Skip to content

Project Documentation

This is the technical documentation for a research workspace that reproduces, analyzes, and extends the ETH Zurich Robotic World Model pipeline for quadruped locomotion, with the eventual target of Unitree Go2 integration.

The project builds on two papers by Li, Krause, and Hutter (ETH Zurich):

  1. Robotic World Model (RWM) with the MBPO-PPO policy optimizer, trained online with environment interaction.
  2. Uncertainty-Aware Robotic World Model (RWM-U) with the MOPO-PPO policy optimizer, trained fully offline with ensemble-based uncertainty penalization.

The upstream codebase contains two model-based training pipelines that share backbone components but have separate entry scripts, configs, environments, and runners. The manager-based pipeline implements online RWM with MBPO-PPO; the standalone model_based/ pipeline implements offline RWM-U with MOPO-PPO. The project exercises both. The two-pipeline structure is documented in detail in Uncertainty-Aware Implementation Analysis §1.

For high-level project status and the milestone checklist, see the repository README. This documentation site is the technical companion to that README.

Reading paths

Different readers will want different starting points.

Documentation layout

  • Project: goal, repository layout, status, roadmap.
  • Setup: local environment, hardware specs, lab workstation migration.
  • Validation: what has been executed locally and what has been verified.
  • Robotic World Model: paper, code, synthesis, task structure, runtime flow, and the cross-paper bridge to RWM-U.
  • Uncertainty-Aware Robotic World Model: paper, code, synthesis for the offline RWM-U + MOPO-PPO pipeline.
  • Development: submodule and fork strategy.

Conventions

The documentation makes two kinds of claims, each with its own vocabulary.

Execution claims describe whether code runs as expected:

  • Validated: a concrete command was executed, the expected outcome was observed, and the run is cited.
  • Validated at reduced scale: a concrete run completed end-to-end with reduced hyperparameters or smaller-than-paper-scale assets, sufficient to confirm the code path but not the paper's quantitative results.
  • Qualitatively validated at reduced scale: a paper claim has been supported in trend or sign at reduced scale, without reproducing the paper's quantitative numbers.
  • Structurally understood: the code path has been traced and is consistent with its expected role, but no execution has been run end-to-end.
  • Not verified: the claim has neither been executed nor traced sufficiently to make a judgment.

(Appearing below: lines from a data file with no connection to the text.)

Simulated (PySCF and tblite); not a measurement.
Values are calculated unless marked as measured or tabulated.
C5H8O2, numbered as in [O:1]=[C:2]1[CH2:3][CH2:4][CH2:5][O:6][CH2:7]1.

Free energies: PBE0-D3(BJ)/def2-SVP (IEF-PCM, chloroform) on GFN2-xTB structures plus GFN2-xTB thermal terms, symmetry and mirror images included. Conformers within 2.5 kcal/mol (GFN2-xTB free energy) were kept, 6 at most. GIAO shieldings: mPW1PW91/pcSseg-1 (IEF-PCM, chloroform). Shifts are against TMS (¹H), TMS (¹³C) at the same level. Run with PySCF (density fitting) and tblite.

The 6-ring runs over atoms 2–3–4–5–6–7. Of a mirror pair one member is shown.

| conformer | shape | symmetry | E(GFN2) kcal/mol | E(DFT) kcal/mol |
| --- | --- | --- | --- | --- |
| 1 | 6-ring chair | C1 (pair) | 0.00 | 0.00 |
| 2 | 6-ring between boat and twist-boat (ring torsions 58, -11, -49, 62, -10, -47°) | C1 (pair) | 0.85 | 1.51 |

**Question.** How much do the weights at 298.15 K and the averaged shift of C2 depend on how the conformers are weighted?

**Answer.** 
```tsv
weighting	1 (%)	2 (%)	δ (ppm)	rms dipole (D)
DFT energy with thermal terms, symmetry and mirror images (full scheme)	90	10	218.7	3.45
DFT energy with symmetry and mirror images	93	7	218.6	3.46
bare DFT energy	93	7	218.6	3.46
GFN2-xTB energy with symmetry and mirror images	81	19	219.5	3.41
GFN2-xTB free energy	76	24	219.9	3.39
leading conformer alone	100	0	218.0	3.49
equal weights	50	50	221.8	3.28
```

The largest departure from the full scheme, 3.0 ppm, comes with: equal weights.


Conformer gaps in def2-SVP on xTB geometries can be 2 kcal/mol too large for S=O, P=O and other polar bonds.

Mapping claims describe whether code corresponds to what the paper states:

  • Mapped: the paper concept has been identified in the code, with a file path or symbol reference.
  • Partially mapped: the concept is identified but the code differs from the paper in scope or simplification, and the difference is documented.
  • Discrepancy noted: the code diverges from the paper in a meaningful way (for example, a different loss formulation or an inactive component) and the divergence is documented.
  • Not mapped: no code location has been identified yet for the paper concept.

The Reproduction Status page tracks execution claims. The Paper-to-Code Synthesis page (RWM) and the Paper-to-Code Synthesis page (RWM-U) track mapping claims and discrepancies for their respective papers.

Naming convention used throughout: RWM and MBPO-PPO refer to the first paper's method and policy optimizer; RWM-U and MOPO-PPO refer to the uncertainty-aware extension and its policy optimizer.